The former billionaire arms dealer and one-time confidant of Middle Eastern potentates is now being sued for the money - plus interest thought to total around pounds 5m - by London Ritz Casino Limited.
The court heard that Mr Khashoggi, the brother-in-law of Harrods owner Mohamed Al Fayed, gambled pounds 10.1m during a nine-week period between the end of January and the start of April 1986 at the roulette wheel.
At first he was successful and his cheques were honoured but his luck at the tables changed and 16 cheques for pounds 200,000 each, drawn on an account with the Swiss Banking Corporation of Geneva on three days at the end of March and on 10 April, were refused on presen tation because of "insufficient funds".

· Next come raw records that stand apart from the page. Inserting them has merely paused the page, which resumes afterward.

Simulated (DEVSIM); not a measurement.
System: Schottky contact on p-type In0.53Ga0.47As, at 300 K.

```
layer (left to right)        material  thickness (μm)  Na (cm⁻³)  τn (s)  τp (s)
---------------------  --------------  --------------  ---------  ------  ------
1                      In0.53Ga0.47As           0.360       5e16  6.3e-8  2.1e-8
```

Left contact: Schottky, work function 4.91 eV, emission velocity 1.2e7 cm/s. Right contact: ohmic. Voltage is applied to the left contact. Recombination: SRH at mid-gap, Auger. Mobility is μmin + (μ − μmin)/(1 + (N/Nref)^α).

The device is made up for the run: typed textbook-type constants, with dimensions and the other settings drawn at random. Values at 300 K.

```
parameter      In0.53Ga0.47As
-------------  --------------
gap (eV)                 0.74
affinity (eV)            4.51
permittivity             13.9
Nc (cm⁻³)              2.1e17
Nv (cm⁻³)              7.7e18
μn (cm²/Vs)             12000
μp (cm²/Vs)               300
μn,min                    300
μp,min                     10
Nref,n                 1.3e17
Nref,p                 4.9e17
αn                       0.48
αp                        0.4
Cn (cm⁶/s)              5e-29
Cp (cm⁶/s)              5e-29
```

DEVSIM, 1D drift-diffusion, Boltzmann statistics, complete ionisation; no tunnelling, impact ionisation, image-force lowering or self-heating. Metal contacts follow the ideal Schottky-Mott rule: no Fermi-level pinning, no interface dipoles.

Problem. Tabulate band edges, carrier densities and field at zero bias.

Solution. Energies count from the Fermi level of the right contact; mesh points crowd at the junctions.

But Mr Khashoggi claimed that the debt was legally unenforcable because he had an agreement with the casinos management which effectively allowed him to continue gambling on credit - said to be illegal under Section 16 of the 1968 Gaming Act.
This is the latest public airing of the affairs of Mr Khashoggi, who became fabulously wealthy from comparatively modest beginnings, and was, for a while, seldom out of the headlines.
An international Mr Fixit with lucrative connections, most of his money was made from commissions paid on sales of aircraft and arms to the Middle East, especially Saudi Arabia, by Western companies.
With wealth came all the trappings of success - homes in Europe, the Middle East, the United States and East Africa; a private DC9 jet and a yacht, named after his daughter Nabila, which became a byword for ostentatious luxury.
In 1961 he married Soraya, who grew up in a Leicester council house as Sandra Daly. When they divorced in l974 she sued her husband for half his fortune, estimated then at pounds 2.4bn. But she did not get to continue enjoying the trappings of wealth and a few years ago was discovered living in a three-bedroomed house in Hungerford, Berkshire.
Mr Khashoggi's business dealings continued to attract controversy. His company, the Triad Corporation, faced serious difficulties and the grand executive toys, the jets and the limousines, faced being impounded.
At one point the tycoon ended up in an American jail, accused of helping Ferdinand and Imelda Marcos dispose of some of their Filipino loot.
Mr Khashoggi survived his ordeal and, after a lean period, was once again in the news last year when he was said to be involved in a bid to buy into a company which controlled Italy's motorway network.
Yesterday at the High Court, Nicholas Merriman, QC, for the Ritz, said that between 1986 and 1990, Mr Khashoggi made repeated promises to pay back the money but claimed that he was having financial difficulties - he was involved in a US Congressional hearing over the Irangate affair and in criminal proceedings against himself and Imelda Marcos.
In 1990 a New York jury cleared him of conspiring with Mrs Marcos to buy $360m of property in Manhattan with allegedly stolen Philippine funds.
"When these proceedings were out of the way the managing director of the company sent him a fax in July 1990 saying 'now can you turn your attention to paying this debt' and he did not and proceedings started the following year," said Mr Merriman.
Mr Khashoggi, who was once estimated to be worth pounds 2.4bn, gambled at the Ritz Casino on 13 occasions, the court heard.
"All prior cheques were honoured," he said. "During this period Mr Khashoggi was initially successful and it was only in later stages that he lost and those are the cheques that were drawn to meet the gambling that was unsuccessful," he added.
"On 10 April 1986 Mr Khashoggi bought chips worth pounds 1.2m. He recouped most of it.
"The chips in his hand resulted in us sending a cheque for pounds 900,000 to his bank and pounds 100,000 in a cheque which he then cashed. His cheque to the casino for pounds 1.2m was dishonoured."
But Mr Khashoggi's defence was that he had an understanding with unnamed casino managers that his cheques would not be met on presentation because he was awaiting funds due to him in the aftermath of the Irangate affair.
The cheques were therefore a "sham" and non negotiable because he was being allowed to gamble unlawfully on credit.
Mr Merriman said that after that time Mr Kashoggi stopped gambling at the Ritz Casino.
"But he continued gaming substantially at Aspinall's and Maxim's and indeed on 28 March, the day when he came to the Ritz and drew cheques for pounds 600,000 which he lost, on that same day he went to Maxim's and drew cheques in favour of that casino for pounds 500,000 which, as far as we know, he paid.
"Subsequently he gambled in November 1986, also at Maxim's, where he seemed to lose nearly pounds 3m which he seems to have paid," Mr Merriman said.
"We do not know why we were not paid."